Last year, I picked up a second job waiting tables for extra cash. All of my coworkers seemed very friendly and welcoming, so my shy self-warmed up to them fairly quickly. I remember meeting this male waiter. He was early to mid-40s, very strange and scrappy looking, for lack of a better word. But he was fun to talk to. He had somewhat of a "theatrical" personality since he was a performer back in the day, and I'm a naturally giggly person, so it seemed like a natural pairing. I didn't always find his jokes funny, but I laughed anyway because that's just kind of what I do. One night, he asked for my phone number and I gave it to him. This may have been me being naive, but I honestly thought he was just being a friendly coworker. He's so much older, he couldn't possibly be romantically interested in an awkward 24-year-old girl. That night, I got a text from him:
Want to come cuddle ;)
I politely, but clearly, said no thanks, I don't see you that way. And honestly, I thought that would be the end of it. Because why wouldn't it?

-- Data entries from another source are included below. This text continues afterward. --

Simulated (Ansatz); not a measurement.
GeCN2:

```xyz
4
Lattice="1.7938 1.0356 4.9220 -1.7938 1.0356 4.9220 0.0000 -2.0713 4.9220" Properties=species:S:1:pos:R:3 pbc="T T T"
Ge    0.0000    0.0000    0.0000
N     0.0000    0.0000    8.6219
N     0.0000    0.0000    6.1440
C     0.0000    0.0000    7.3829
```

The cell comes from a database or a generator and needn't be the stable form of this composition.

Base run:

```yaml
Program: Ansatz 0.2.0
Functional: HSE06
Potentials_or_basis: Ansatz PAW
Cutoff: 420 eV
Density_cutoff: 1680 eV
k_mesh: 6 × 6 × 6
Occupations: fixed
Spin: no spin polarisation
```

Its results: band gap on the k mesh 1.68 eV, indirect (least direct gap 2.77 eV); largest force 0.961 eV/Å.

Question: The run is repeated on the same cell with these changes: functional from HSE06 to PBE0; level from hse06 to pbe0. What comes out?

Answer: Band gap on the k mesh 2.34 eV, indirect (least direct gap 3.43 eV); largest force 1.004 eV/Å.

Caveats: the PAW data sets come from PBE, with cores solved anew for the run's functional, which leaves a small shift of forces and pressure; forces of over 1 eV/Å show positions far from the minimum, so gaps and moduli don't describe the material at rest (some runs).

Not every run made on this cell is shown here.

The next shift I worked with him, he confronted me. Constantly. Literally followed me around my entire Friday night shift asking "Why? Why don't I do it for you? Am I ugly?" I kept brushing him off, politely saying that I'm trying to work and we don't need to talk about that. He didn't stop pestering me. Finally, I told him half of the truth. I was trying to be gentle, as inappropriate as he was being. So instead of telling him that I found his personality unpleasant (and wasn't attracted to him physically), I told him that there was an age difference, and that I also was not dating anybody at the moment because I'd just had a serious breakup (in retrospect, now that I know how things would escalate, I wish I had been more blunt with him. It's just in my nature to try to spare their feelings). Well, how did he respond to that? He said "age difference, huh? We can work around that." And then I snapped slightly. I said "No, no, no! You do NOT get to decide whether my reasons are good enough for you!" He mumbled something like, "Yes I can, because I'm a human with opinions," and left.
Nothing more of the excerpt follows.